# Random Species Generator

In [1]:
import pandas as pd
import geopandas as gpd
import json
from ast import literal_eval
from collections import Counter
import numpy as np
import matplotlib.pyplot as plt
import random
#pip install geopandas
#pip install spacy
#python -m spacy download en_core_web_sm

In [None]:
# read in the dataset 
df = pd.read_json('animal_news_database.json', lines = True)
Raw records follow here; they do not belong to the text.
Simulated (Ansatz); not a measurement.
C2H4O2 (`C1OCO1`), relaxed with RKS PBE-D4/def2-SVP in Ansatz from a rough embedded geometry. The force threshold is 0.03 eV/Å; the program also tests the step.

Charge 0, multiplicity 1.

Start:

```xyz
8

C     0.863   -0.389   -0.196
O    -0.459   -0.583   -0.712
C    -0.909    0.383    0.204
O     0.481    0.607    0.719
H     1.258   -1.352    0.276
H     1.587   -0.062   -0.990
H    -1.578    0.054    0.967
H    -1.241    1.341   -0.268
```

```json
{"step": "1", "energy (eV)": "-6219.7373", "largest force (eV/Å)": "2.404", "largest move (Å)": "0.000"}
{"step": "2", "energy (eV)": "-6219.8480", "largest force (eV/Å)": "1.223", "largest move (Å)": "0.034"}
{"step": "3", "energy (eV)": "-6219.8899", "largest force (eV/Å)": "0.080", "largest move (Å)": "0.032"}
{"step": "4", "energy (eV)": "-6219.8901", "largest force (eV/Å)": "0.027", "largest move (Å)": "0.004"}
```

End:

# Read in the datasets defining our subset data
undoc = pd.read_csv("undoc_species.csv", sep = ";")
charismatic = pd.read_csv("charismatic_20.csv", sep = ";")
edge = pd.read_csv("non_charismatic_20.csv", sep = ";")



# Clean up datasets
charismatic = charismatic.rename(columns = {'Scientifc Name' : 'scientific_name'})
charismatic = charismatic[['scientific_name', 'Ecosystem']]
edge = edge.rename(columns = {'Scientifc Name' : 'scientific_name'})
edge = edge[['scientific_name', 'Ecosystem', 'Conservation Attention']]

# Drop Twitter handles as they are not species names
df = df[df.scientific_name.str.contains('@') == False]
df.reset_index(drop = True, inplace = True)
# How many species listed total in this dataset
#df['scientific_name'].nunique()

In [None]:
# Add new column for storing the values article amount found under each species type 
for i, row in df.iterrows():
    df.at[i, 'article_amt'] = len(row.articles.values())
    
# Read in the CITES data to join with the top 10 (or 20) most reported on species 
cites1 = pd.read_csv("cites1.csv", delimiter = ';')

# Keep only most relevant columns
cites1 = cites1[['Kingdom', 'Class', 'Order', 'Family', 'Genus', 'Species', 'Scientific Name', 'Listing', 'NativeDistributionFullNames', 'Extinct_Distribution']]
cites1 = cites1.rename(columns = {'Scientific Name' : 'scientific_name'})

# Do the same for the entire dataframe
df = df.merge(cites1, on = 'scientific_name', how = 'inner')

# Merge similarly with the data subsets
rizz = df.merge(charismatic, on = 'scientific_name', how = 'inner')
dg = df.merge(edge, on = 'scientific_name', how = 'inner')

# Group dataframe by the scientific name that remains consistent for all rows 
grouped = rizz.groupby('scientific_name')# 'Class', 'iucn_status'])
# Calculate the totals of the group species
article_totals_rz = grouped.article_amt.sum().round()

# Group dataframe by the scientific name that remains consistent for all rows 
grouped = dg.groupby('scientific_name')# 'Class', 'iucn_status'])
# Calculate the totals of the group species
article_totals_dg = grouped.article_amt.sum().round()

In [None]:
# This will at least return unique instances. Does not include the Ecosystem requirements I came up with 
rizz.query("Class = Mammal").sample(n=8)

rizz.query("Class = Reptile").sample(n=2)

In [None]:
species_class = ["Mammalia"] * 8 + ["Reptilia"] * 2
ecosystem = ["Terrestrial"] * 6 + ["Aquatic"] * 4
random.shuffle(ecosystem)  # randomly shuffle ecosystem
random.shuffle(species_class)


# POssible solution... results in an Variable errore and doesn't select unique species..
df1_selected = pd.DataFrame(columns=df1.columns)
for i in range(10):
    df1_selected = df1_selected.append(
        df1.query(f"Class = {species_class[i]} and Ecosystem = {ecosystem[i]}").sample(n=1)
    )
    
rizz_selected = pd.DataFrame(columns=rizz.columns)
for i, j in zip(species_class, ecosystem):
    rizz_selected = rizz_selected.append(
        rizz.query(f'`Class` == @i and Ecosystem == @j').sample(n=1)
    )